Year: 2016
Director: Gareth Edwards
Christmas Eve, the BJB clan are staying at my mum’s. Usually we go to the theatre, but since Mary Poppins was booked up months ago we decided on a visit to The Pictures.
None of us are real Star Wars nuts. My daughters were more into Harry Potter. I was a little too old to surf the first Star Wars wave. In fact, Mrs BJB is the biggest fan in the family as she took her youngest brother to see Episode IV on its original release. Anyway after a bit of to-and-froing, the family decided to see Rogue One while it was still on a big screen.
I had caught up with Gareth Edward’s first film Monsters a year or two after its release. I enjoyed its noirish atmosphere but wasn’t entirely bowled over. So I wasn’t expecting too much from another chip off the old franchise. Hence, being bowled over by R1 was a real surprise to me.
First off, the cast are all proper quality actors and although most of the characters are off the shelf action stereotypes – the seemingly cynical soldier who hides his principles, amoral hustlers who find a cause to fight for, and the dad who who makes huge sacrifices to protect his daughter – they bring them to life. Felicity Jones in particular makes the film. Her character, Jyn Erso, is a real action hero – someone who you believe the band of rebels would follow into the Jaws of death.

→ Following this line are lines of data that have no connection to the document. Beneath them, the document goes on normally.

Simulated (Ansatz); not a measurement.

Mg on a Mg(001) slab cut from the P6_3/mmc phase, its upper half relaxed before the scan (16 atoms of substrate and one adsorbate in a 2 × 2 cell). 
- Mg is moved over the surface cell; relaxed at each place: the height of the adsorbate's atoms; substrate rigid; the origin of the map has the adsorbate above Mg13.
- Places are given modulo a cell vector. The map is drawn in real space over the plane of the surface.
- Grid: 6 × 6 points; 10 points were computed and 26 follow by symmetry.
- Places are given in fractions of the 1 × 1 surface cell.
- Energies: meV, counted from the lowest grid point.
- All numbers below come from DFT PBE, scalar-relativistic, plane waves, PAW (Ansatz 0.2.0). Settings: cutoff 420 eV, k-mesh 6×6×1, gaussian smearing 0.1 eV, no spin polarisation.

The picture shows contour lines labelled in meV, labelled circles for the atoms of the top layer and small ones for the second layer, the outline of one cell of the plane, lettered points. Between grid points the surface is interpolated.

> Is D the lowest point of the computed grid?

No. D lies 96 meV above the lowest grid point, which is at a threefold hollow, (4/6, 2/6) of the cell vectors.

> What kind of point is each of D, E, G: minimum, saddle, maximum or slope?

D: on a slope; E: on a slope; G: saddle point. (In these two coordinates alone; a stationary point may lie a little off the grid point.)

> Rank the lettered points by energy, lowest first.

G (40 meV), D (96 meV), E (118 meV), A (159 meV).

There are surprises in the cast members, which don’t always come off and, yes, parts of the plot turn on blatant McGuffins. But that said, the last third of the film is pretty visceral and closer to modern war films like Saving Private Ryan than Disney’s usual fare. In fact, although R1 is a 12A, I think some younger Star Wars fans may find the end just too down beat to handle emotionally.
On the other hand if The Empire Strikes Back is your favourite from the original trilogy (and it should be) you’ll love this.
Might appeal to people who enjoyed:
The Empire Strikes Back, Saving Private Ryan, the middle Harry Potter film, or even Stranger Things.
Ooh, I’m going tomorrow – looking forward to it even more now 😊
Spot on re the younger fans. My 6 year old Star Wars mad son was in floods of tears at one point. Then again, he has sobbed at the demise of several characters, over the course of the series, and even sobbed when young Anakin left his mother in Episode 1. When a slow piece of music came on several minutes later, he asked me if it was “the lonely music”. He’s very soppy.
Rogue 1 was good though, although it didn’t blow me away like I was expecting. It was our first experience of IMAX too, which was gobsmacking, even if the 3D was a bit distracting.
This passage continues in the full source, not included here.